On 11/27/2024 4:52 AM, Thiago Adams wrote:
On 27/11/2024 06:53, David Brown wrote:
On 26/11/2024 20:42, Thiago Adams wrote:
On 26/11/2024 16:25, Bart wrote:
On 26/11/2024 19:11, Thiago Adams wrote:
On 26/11/2024 15:35, Thiago Adams wrote:
>
>
Then adding:
>
int strcmp();
>
int main() {
strcmp("a", "b");
}
>
it works in C99 / C11
>
I think in C23 empty parameter list means no args, while in the previous versions (void) means no args.
>
Considering that in previous versions of C we could call a function without its signature I think the compiler only needs the caller side. (of course I am not considering programmer mistakes)
>
So, I think one extra simplification for small compilers is to ignore function parameters.
>
I don't think so. But you are welcome to look at godbolt.org and see for yourself. Try this for example:
>
>
>
Yes..I realized now I am wrong. Considering function calls uses registers I think the old C model works only when passing everything on stack.
>
>
>
No, it should work for other calling conventions too. Passing everything on the stack has not been common practice for many decades, for most processor architectures.
>
What you have to consider here is the "default argument promotions". If a function is defined to take a "double", and you call it using an int expression without using a function prototype, the result is UB (in a real and practical sense, not just hypothetically). It doesn't matter if arguments are passed on the stack or registers, or if you have 32-bit or 64-bit or any other size of cpu (I don't know why Bart thinks that matters). It is still a disaster.
>
If you want to write or generate code that calls a function, you need to know /exactly/ what type the parameters are. And you need to call it with parameters of those types. You can do that by having a function prototype and letting the compiler make the appropriate implicit conversions (assuming they are allowed by the language), or you can manually add any required conversions (such as casts) before the call, or you can rely on the default argument promotions if you know the result will be the correct type.
>
Thanks for the comments. Very useful.
There is - to my knowledge - never a good reason for omitting a function prototype. Implicit function declaration was IMHO one of the biggest design flaws in pre-standard C, and allowing it to continue in C90 after prototypes were added to the language, was a serious mistake. Compilers should complain loudly if you try to call a function without a prototype declaration. (I believe Bart's compiler treats it as a fatal error - it is a non-conformity of which I approve.) And finally in C23 - some thirty years late - the standard finally requires proper prototypes.
>
I am not all sure why you are generating code C90 code here. I don't think anyone much cares about using strict C90 other than a couple of people in this newsgroup.

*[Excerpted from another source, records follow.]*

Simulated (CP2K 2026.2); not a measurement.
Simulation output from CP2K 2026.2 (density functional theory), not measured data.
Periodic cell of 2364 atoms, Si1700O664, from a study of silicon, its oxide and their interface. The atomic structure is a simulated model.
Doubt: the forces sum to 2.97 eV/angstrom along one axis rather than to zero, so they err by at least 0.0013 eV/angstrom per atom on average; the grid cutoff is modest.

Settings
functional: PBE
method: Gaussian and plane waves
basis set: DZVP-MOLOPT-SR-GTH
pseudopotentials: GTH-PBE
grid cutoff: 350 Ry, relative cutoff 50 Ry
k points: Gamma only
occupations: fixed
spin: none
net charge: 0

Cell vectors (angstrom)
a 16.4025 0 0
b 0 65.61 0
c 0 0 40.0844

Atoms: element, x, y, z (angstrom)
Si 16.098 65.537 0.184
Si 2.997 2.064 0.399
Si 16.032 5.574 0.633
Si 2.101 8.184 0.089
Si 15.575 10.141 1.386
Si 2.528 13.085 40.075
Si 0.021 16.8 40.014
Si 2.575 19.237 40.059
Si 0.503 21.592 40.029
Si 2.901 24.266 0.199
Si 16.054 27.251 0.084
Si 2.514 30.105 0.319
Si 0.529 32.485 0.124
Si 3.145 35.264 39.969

The objective is to leave all complications to a front end, and write a simpler C89 code that is used by the backend.
The advantage, comparing with a custom IL, is that the code will works in any C compiler.
Another option could be:
Front-end processes whatever language, producing an IR;
IR happens to support C as one of the targets.
If you want to produce C as output, then the IL/IR stage can be hidden within the compiler (though, less useful in my case, as C was the input language, and the target was to produce machine code).
The choice of IR design is an open issue.
For backend code generation, it is usually better to have some sort of Three-Address-Code, with SSA (Static Single Assignment) being a popular variant (my compiler uses a sort of "pseudo SSA" in the backend, *1).
*1: There is a split between "variable identity" and "sequence number", where all assignments to a given named variable (or temporary) have the same identity, but a different sequence number, where the sequence number distinguishes different "versions" of the variable (and phi operations are semi-implicit).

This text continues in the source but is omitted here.